How can a housing community request the sale of a flat in practice?
As indicated above, a request to order the sale of a flat is a measure of last resort (ultima ratio). The housing community should therefore first take realistic and adequate measures to resolve the problem in a less painful manner (e.g. calls to cease violations, attempts at mediation, disciplinary interventions). Only if these measures prove ineffective is it justified for the housing community to resort to legal action to order the sale of the premises.
First of all, the housing community should adopt a resolution consenting to the bringing of an action, as the decision to request the compulsory sale of the premises has been explicitly classified as an action exceeding the scope of ordinary management (Article 22(3)(7) of the Polish Act). The resolution should precisely define the scope of the management board’s authority to bring an action and indicate the premises and the person to whom the request is to apply.

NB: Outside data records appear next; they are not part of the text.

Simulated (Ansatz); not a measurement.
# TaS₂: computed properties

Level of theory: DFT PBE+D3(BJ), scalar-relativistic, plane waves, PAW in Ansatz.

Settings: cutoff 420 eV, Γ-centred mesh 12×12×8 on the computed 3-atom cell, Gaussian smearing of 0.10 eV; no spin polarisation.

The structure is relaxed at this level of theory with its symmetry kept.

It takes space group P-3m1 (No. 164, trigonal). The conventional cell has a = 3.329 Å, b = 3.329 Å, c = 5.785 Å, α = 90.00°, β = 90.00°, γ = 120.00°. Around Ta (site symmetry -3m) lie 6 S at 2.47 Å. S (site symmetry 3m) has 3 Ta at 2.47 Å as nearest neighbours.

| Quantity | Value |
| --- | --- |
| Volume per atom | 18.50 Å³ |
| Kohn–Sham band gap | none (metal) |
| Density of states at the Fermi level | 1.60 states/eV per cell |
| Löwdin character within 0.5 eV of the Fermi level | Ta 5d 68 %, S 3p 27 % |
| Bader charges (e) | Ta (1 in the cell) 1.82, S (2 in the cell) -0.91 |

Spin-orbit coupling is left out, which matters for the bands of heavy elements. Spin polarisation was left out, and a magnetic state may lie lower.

Consequently, the legitimacy of resorting to the measure under Article 16(1) of the Polish Act on Ownership of Premises may be verified in two ways in a specific case:
1. at the stage of reviewing the legality of the resolution pursuant to Article 25(1) of the Polish Act on the Ownership of Premises,
2. at the stage of substantive examination of the action for an order to sell the premises pursuant to Article 16(1) of the Polish Act on the Ownership of Premises.
If the statutory conditions are indeed met, both of these checks should confirm the legitimacy of the community’s actions. However, if the resolution was adopted hastily, without sufficient factual grounds or in violation of the principles of proper management of common property, it may be repealed even before the merits of the case are examined.
Can the basis for an action under Article 16 of the Polish Act on Ownership of Premises be solely the reprehensible behaviour of the owner, or also that of the persons residing in the premises?
There is no uniform position in the doctrine as to the scope of application of the provision. The dispute boils down to whether the statutory premise of ‘gross or persistent violation of domestic order’ refers only to the behaviour of the owner of the premises themselves, or also to the behaviour of persons actually residing in their premises (e.g. tenants, household members, partners, adult children).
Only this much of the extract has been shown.